3.1 Developer Edition License

Provided that you comply with this Agreement (in particular Article 6), Engula grants you a non-exclusive, non-transferable, revocable, and free-of-charge right to:

(a) download, install, copy, and run the Engula Developer Edition;

(b) use the Engula Developer Edition within the scope set forth in Article 6;

(c) copy the binary and documentation of the Engula Developer Edition for your own backup or internal use.

This license grants you no rights whatsoever relating to the Engula Enterprise Edition.

3.2 Enterprise Edition License

Provided that you have paid the fees agreed in the Order Form, obtained a valid License Key, and comply with this Agreement, Engula grants you a non-exclusive, non-transferable, revocable, and time-limited right to:

(a) deploy the Engula Enterprise Edition for Production Use, within the capacity cap agreed in the Order Form;

(b) use the Engula Enterprise Edition within the scope of this Agreement;

(c) enjoy such other benefits as may be agreed in the Order Form, including but not limited to commercial support, SLA, compliance materials, and version upgrades.

3.3 SI Deployment Right

The Licensee is expressly permitted in the following circumstances:

(a) a third-party system integrator (SI) or consulting firm deploying the Engula Software in the Licensee’s data center or on infrastructure controlled by the Licensee;

(b) such deployment being solely for the Licensee’s internal use;

(c) such SI or consulting firm retaining no operational or access rights to such deployment after deployment is completed.

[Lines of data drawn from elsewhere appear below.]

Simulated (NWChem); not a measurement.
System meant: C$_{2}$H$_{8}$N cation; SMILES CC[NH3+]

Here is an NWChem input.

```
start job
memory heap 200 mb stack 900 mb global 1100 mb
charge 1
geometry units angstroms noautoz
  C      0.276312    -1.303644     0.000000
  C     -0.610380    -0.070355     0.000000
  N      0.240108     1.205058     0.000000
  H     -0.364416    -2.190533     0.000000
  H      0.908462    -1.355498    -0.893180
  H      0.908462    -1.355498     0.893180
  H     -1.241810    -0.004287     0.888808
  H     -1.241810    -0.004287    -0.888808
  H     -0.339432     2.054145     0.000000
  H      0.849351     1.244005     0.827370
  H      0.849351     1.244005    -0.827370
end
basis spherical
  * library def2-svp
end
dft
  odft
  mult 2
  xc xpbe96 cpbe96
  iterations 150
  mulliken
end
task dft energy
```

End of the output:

For the avoidance of doubt, this Section does not permit an SI or consulting firm to provide the Engula Software as part of a service it offers to its own customers other than the Licensee.

Article 4

Intellectual Property

4.1 Reservation of Ownership

All Intellectual Property Rights in the Engula Software and any copies thereof belong to Engula and its licensors. This Agreement grants you only the right of use expressly provided herein, and does not grant you any ownership of the Software or any derivative rights.

4.2 Trademarks

“Engula”, “Yunnai”, and the related logos are trademarks or registered trademarks of Engula. Without Engula’s prior written consent, you may not use the foregoing trademarks for promotion, advertising, or any commercial purpose. However, you may reference the “Engula” name within a reasonable scope to state the objective fact that “we use the Engula Software”.

4.3 Feedback

With respect to any feedback, suggestions, bug reports, or improvement ideas regarding the Software that you provide to Engula (hereinafter “Feedback”), Engula shall have an unrestricted, perpetual, worldwide, royalty-free, transferable, and sublicensable right to use such Feedback to improve, modify, sell, or otherwise exploit it, without any compensation payable to you.

Article 5

Prohibited Conduct (Applicable to Both Editions)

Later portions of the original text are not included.